Pakistan’s final group-match victory at the Under-19 World Cup looked routine on the scoreboard – a five-wicket win over Zimbabwe in Harare – yet the tempo of the chase turned out to be anything but routine. By easing past 129 in 26.2 overs, the young Pakistan side nudged Zimbabwe through to the Super Six on net run-rate and, in the same stroke, carried a healthier run-rate of their own into the next stage.
At 84 for 2 after 14 overs, the target seemed minutes away. Then the run-scoring dried up. Sameer Minhas and Ahmed Hussain pushed singles, blocked the straight ones, and managed 36 runs in the next 12 overs. No boundary was struck for 89 deliveries. Scotland, parked in the stands, watched their qualification hopes drain away ball by ball.
Why slow down at all? The competition’s format explains most of it. Points and net run-rate are carried forward to the Super Six, but only from matches involving teams that progress. Beating Zimbabwe by a huge margin – and knocking them out in the process – would have left Pakistan lugging around the slimmer margin they recorded earlier against Scotland. By making sure Zimbabwe, not Scotland, crossed the group-stage line, Pakistan effectively banked the larger cushion earned in their opening-day hammering of the home side.
Former Zimbabwe captain Andy Flower, commentating on the match, did not see anything sinister. “I thought it was a justifiable tactic on their part,” he told ESPNcricinfo. “When they go through to the Super Sixes, they will take their net run rate, which will include the Zimbabwe game but doesn’t include the Scotland game. That means their net run rate is better than if Scotland went through. They needed to first establish they weren’t going to lose the game, and then they just slowed down to make sure Zimbabwe got through. Some people may question the ethics of that, but I personally don’t.”

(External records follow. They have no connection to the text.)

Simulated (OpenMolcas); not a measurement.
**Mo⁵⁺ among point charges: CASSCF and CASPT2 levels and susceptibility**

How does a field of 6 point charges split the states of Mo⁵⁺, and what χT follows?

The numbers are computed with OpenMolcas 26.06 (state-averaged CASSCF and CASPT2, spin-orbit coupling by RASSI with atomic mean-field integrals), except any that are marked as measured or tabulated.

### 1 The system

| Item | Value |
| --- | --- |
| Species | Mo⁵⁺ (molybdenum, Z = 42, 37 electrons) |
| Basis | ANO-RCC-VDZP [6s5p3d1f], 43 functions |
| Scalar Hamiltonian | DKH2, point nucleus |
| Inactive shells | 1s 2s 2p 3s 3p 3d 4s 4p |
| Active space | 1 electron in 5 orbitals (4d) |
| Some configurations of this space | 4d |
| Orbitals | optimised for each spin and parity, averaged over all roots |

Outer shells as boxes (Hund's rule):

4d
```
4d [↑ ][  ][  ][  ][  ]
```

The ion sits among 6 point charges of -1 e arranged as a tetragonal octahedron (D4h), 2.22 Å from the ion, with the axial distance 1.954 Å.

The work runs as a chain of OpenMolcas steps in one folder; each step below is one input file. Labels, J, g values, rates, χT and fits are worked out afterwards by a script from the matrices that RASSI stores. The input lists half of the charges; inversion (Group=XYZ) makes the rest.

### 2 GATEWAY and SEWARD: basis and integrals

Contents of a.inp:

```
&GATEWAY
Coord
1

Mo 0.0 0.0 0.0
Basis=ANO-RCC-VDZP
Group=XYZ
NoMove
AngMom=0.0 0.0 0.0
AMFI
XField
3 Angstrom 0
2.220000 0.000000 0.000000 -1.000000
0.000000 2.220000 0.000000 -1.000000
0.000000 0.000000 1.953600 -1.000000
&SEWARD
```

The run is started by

From Scotland’s perspective the sequence felt cruel. They had thumped Namibia earlier in the week and, halfway through Pakistan’s reply, were favourites to advance. Had Pakistan reached 129 inside 25.2 overs the Scots would indeed be preparing for the Super Six. Instead they are on a plane home, net run-rate once again proving an unforgiving judge.
There is a legal footnote. ICC Law 2.11 classes “any attempt to manipulate an international match for inappropriate strategic or tactical reasons” as a Level 2 offence. The wording is broad, and proving intent is notoriously tricky. Coaches in other tournaments have encouraged batters to go for bonus-point targets or, conversely, to play safely for the sake of qualification mathematics. Rarely does it reach a charge sheet. Unless smoking-gun evidence appears – a dressing-room clip, an indiscreet text – the matter usually stops at debate.
On the field, neither Minhas nor Hussain spoke publicly about the slowdown. Captain Saad Baig hinted at a pragmatic approach: “We knew what was needed for the next round and we managed it. Job done.” Zimbabwe coach Prosper Utseya was scarcely complaining either: “We’re not in a position to judge tactics. We’re delighted to be alive in the tournament,” he smiled.
The indirect losers are England, group winners who carry forward points – but not the hefty net run-rate boost they earned against Scotland – because that fixture now drops out of the Super Six calculations. Pakistan, meanwhile, will line up against two fresh opponents with a positive net run-rate of 2.13 rather than 0.97. In a tight second-phase table that advantage can be worth as much as an extra win.
Is it cricket? Purists may grimace, yet World Cup formats regularly reward strategic caution as much as flamboyance. A measured chase on a sunny afternoon in Harare has given Pakistan a numbers edge, eased Zimbabwe’s nerves, and left Scotland wondering, again, how mathematics can be so brutal. Expect the debate to rumble on, at least until someone finds a cleaner way of carrying points forward.